I still thought I was watching a cooking show when Massimo Battura showed up on screen in the first episode. Although the voice of a food critic had already been introduced to help me understand that this man was special. We see him in the kitchen of his restaurant, Osteria Francescana in Modena, Italy. We see him in the market gathering the best ingredients. We see him in the fields chatting with farmers. But it isn’t until we meet his wife, Lara Gilmore, that we really get to know Massimo. Because she is literally interpreting his actions for the people around them. Don’t get me wrong, their relationship is actually very charming and their love for each other is palpable, but it is their very closeness that highlights how far the rest of the world is from understanding him. At one point, I’d swear Bottura admits that he’d be nothing without her explaining his vision to others.

Bottura is the classic misunderstood genius. Filled with ideas too big for his small town, he has to travel to New York and then Paris to get recognized. He comes home with even bigger, more refined ideas and then he’s really too obscure for those at home who just want their Italian food the way it’s been cooked for thousands of years. A critic comes in and demolishes him. Finally, at long last, an even bigger critic comes in and sees the genius of the man.

Doesn’t sound too bad, does it? In some ways it’s what we all strive for—to be extraordinary and to have the world finally recognize it. You get the feeling that the world will never fully understand Bottura, but once we accept that he’s beyond us, we can worship at his feet and trust in his genius (now that it’s been recognized if not fully understood). In fact, he might lose some of his charm if we did understand him. He might become more like one of us.

The Intellectual

I didn’t understand what rankled me about environmentalist/chef Dan Barber until my husband started talking about him. The man, at least as edited for this series, comes off as a condescending prick. See, he knows things about food and the land that the rest of us are failing to see. He wants to educate us through his food (at two restaurants named Blue Hill in New England) and to help us save the world by eating good ingredients that are actually in season and good for the earth.

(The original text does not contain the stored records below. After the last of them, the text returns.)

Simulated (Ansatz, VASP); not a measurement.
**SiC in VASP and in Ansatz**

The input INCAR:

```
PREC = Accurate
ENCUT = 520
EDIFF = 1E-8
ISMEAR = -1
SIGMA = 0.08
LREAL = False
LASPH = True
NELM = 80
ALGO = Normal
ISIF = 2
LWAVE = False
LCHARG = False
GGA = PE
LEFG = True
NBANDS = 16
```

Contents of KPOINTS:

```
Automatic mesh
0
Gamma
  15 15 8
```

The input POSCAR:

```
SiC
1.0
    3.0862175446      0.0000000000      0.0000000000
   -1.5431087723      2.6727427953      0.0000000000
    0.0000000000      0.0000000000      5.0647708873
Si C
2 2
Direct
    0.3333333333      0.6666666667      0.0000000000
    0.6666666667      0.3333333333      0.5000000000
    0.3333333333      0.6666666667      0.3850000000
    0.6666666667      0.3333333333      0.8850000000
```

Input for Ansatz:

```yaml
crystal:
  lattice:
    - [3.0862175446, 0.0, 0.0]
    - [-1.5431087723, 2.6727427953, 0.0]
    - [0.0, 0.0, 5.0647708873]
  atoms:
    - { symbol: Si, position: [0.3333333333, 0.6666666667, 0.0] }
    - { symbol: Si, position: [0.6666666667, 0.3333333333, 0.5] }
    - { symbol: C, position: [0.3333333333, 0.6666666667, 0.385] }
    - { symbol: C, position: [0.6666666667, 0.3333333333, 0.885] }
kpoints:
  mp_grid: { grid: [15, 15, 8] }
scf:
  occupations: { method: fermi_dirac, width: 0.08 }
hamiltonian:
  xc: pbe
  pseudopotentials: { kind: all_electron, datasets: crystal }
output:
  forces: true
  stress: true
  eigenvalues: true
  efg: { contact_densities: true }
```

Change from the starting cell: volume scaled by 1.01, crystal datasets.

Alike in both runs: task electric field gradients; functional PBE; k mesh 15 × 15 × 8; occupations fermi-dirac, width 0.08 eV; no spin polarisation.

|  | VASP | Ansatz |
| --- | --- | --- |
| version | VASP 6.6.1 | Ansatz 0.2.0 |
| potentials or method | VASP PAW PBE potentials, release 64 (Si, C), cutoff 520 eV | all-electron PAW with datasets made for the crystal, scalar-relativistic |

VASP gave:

I can’t disagree with his basic premise, what tastes best about a strawberry in January is the memory of strawberries past, not the greenhouse grown, artificially huge one in front of you. But the way that Barber positions himself as a preeminent thinker (espousing ideas that got lost somewhere between my great-grandparents and me) drives me nuts. And I think it’s because I’m preconditioned to want to be this type of genius‐so I want to take down others I see as false.

It wasn’t until my husband remarked on how awful he was to the people around him that I realized both the fault in Dan Barber and how closely it relates to my worst days.

The Loner

The most beguiling genius of the series so far is Francis Mallmann—Patagonian-raised, French-educated. When I saw him make a panqueque con dulce de leche over open flame on an island surrounded by snow-capped peaks hundreds of miles from anywhere, I nearly bought a plane ticket.

Mallmann’s narrative focuses very much on him as a restless loner. It’s the only episode where we barely see the inside of a restaurant. The mother of his youngest child lives a country away and they see each other for maybe ten days a month. He espouses the open relationship and likes his freedom. But there are holes in this narrative, because out on La Isla (yes, I love the name of his island), he’s surrounded by acolytes. And it seems that he never actually stays out in that paradise of “isolation” for more than a few days at a time. Mallmann is a loner, but he is never alone. Because what is genius in isolation?

By far the most beautiful of the episodes of Chef’s Table, I wrestled with the distance between the image of his life and the actualities and this is the episode that got me thinking I need to write about this series. I needed to understand what was the call of these geniuses. I needed to know if their lives were really what I should strive for.

The Masculine

Niki Nakayama is the first female chef to be featured in the series. So why did I put her under the title “The Masculine”? It’s because in the world of genius (and even much more so in the world of chefs), the true genius is expected to be male. Nakayama has fought against that perception, but very quietly. She comes from a patriarchal family (her brother was supposed to succeed, they let her play at chef to get it out of her system) and was educated under sexist conditions (every one of her mentors, even the proudest, is still a little shocked that she’s a woman). There’s even stories of people walking out of her restaurant when they find out that the chef is a woman.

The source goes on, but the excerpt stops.